Imagine going to a fine restaurant and realizing when you enter that there’s a waiting list just to get in. We’ve all been there…if you’re lucky, there might even be a chair to sit on while you anxiously wait to be called for an available table. In most cases the wait usually is long and it seems your name never gets called as quickly as the host tells you when you first arrive.
Okay, so imagine yourself waiting to get into this nice restaurant and you look over and see the typical vending machines offering gum-balls and other toy novelties for the kids. But then you notice this one other machine that just doesn’t look quite right…so you walk over to it and suddenly you can’t quite believe your eyes. Indeed, this is no ordinary prize machine…no sir, this remote controlled claw doesn’t yield some stuffed animal that is almost impossible to grab…nope, this one offers up a live, swimming lobster.
Here’s the deal. Apparently more and more restaurants (and markets) are finding that vending machines offering up live Maine lobsters are a big hit with patrons. Let’s say you pay $2 for a 30–second chance to grab a live lobster…and if successful, the restaurant will cook it up for free. Certainly gives new meaning to winning, doesn’t it? Now, instead of counting those agonizingly long minutes waiting for a table…you can be entertained as folks attempt to do a little “in-restaurant fishing” for their food. Well, maybe it’s not exactly fishing…but you get the idea.
Of course, such novelties do not come without their controversy. Yup, you probably guessed it…our friends from PETA now have something new to champion. Just last week it was reported a restaurant in Pittsburgh decided to pull the machine because of the complaints and threatening e-mails it received thanks to these whiners. Yet, the machines are reported to be expanding in popularity and can now be found in at least 20 states.
Personally, I think it’s a novel idea and I give the person who invented it kudos. If nothing else, it reminds people that the food we eat in restaurants and at home has to be caught by someone. Granted, grabbing a lobster with big mechanical claws is not exactly the quintessential manner of food gathering…yet it seems to me to be fairly harmless and a quite entertaining activity for most people who either choose to participate or to watch.

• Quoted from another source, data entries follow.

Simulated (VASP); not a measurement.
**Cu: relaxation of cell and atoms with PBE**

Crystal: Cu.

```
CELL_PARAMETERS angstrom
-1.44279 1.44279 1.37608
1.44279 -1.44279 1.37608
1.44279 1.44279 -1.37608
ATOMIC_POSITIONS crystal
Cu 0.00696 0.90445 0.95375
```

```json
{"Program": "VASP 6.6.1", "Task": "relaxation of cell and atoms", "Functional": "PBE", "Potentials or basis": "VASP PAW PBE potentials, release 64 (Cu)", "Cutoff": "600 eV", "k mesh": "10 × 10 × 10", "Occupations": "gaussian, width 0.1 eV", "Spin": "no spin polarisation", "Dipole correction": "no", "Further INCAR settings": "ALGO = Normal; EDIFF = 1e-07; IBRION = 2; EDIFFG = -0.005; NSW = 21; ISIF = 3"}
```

Heck, over the years we’ve learned to buy our night-crawlers and tackle out of fancy vending machines…it only makes sense that the day would come when we might also claim our catch by operating a joystick with a little finesse. Not to mention, imagine how much more personally rewarding it must feel for the restaurant patron to be able to say they dined on their own catch. Hmmm…now there’s a feeling that most of us sportsmen can relate to quite well, isn’t it?